In October, we interviewed Ran Harnevo, Aol’s SVP of Video about creating a primetime for online video. Harnevo spoke with Lost Remote about the goals with On and how curation for Aol’s video is no different than programming. “We took all of the content, 320,000 videos and growing, in a very human way, its not algorithms,” he explained to Lost Remote about creating Aol On. He compared On to a TV network. “The NBC network is not only NBC, it’s BRAVO, affiliates, local stations – we think we’ve built an equivalent on the web,” he explained. “We program for every screen for every platform – it’s a new style of programming that includes technology, it’s programming at scale.”

The upcoming launching of HuffPo Live:

Later this summer, Aol’s Huffington Post is launching a live, online streaming network starting with 12 hours of live programming five days a week. “We’re not a news network. We’re conversations about the news,” says HuffPo’s Roy Sekoff, whose close to hiring the final staff for the effort. “And we’re not doing television talk. We want to have real conversations. What we’re going for is the most social video experience anywhere.”

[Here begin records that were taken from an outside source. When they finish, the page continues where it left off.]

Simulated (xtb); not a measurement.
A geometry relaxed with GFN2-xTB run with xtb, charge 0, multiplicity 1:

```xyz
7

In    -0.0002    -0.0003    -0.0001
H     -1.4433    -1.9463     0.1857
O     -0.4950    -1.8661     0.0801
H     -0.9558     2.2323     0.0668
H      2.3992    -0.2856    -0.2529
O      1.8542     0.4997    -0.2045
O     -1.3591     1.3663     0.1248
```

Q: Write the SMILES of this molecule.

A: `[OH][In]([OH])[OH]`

How advertisers will benefit from Aol On:

He described how advertisers will benefit from On and how different Aol’s video offering is from competitors. “Advertisers can go to Aol.com where we literally program content, if you go there right now you would see a very thoughtful process of putting the content in front of you,” he explained. On other video portals all you see is algorithms.”

Problems with video discovery and Aol’s social video technology”

“The main reason TV is so social today, there’s a real problem in discovery,” Harnevo described. “How do you discover good content – you don’t go to YouTube,” he added. “Social is the only way for people to engage with videos that their friends like.”

He described how Aol On will leverage the vast knowledge that Huff Post has of consumers. “When we program our content, we use a lot of Huff Post technology on the social side to understand what’s hot, what’s emerging, what people like,” he explained. “Videos are so highly syndicated that conversation doesn’t always take place on a specific site. It happens on Facebook, Twitter, the rest.”


Aol On promotional video aimed at advertisers

Aol On isn’t a portal, it’s a one-stop shop for advertisers:

It would be easy for one to think that Aol is trying to get their viewers to come to a destination instead of just enjoying their video where they want. This isn’t the case at all, especially since Harnevo’s company, 5min.com, which was acquired along with him by Aol almost two years ago, was the complete opposite.

“The most important thing to understand, we want the AOL On network to be ‘on every topic, on every page, on every screen,” he told Lost Remote. “It’s a different strategy than most other players that are going for big destination, we are going for an in context in network at the right scale.”

Will Aol’s programming succeed?

For the web video world it seems like they have some catchy titles in the works and underway. One, Fetching, is even written by Sex and The City’s Amy Harris. The key will be if they’ll start getting the TV press to write about one their shows, as if they’re shocked that it’s not on TV.

This world is definitely converging. Aol is becoming more like a TV network. TV network’s are experimenting with shorter-form web-type content and are launching their own NewFronts to showcase their web scale.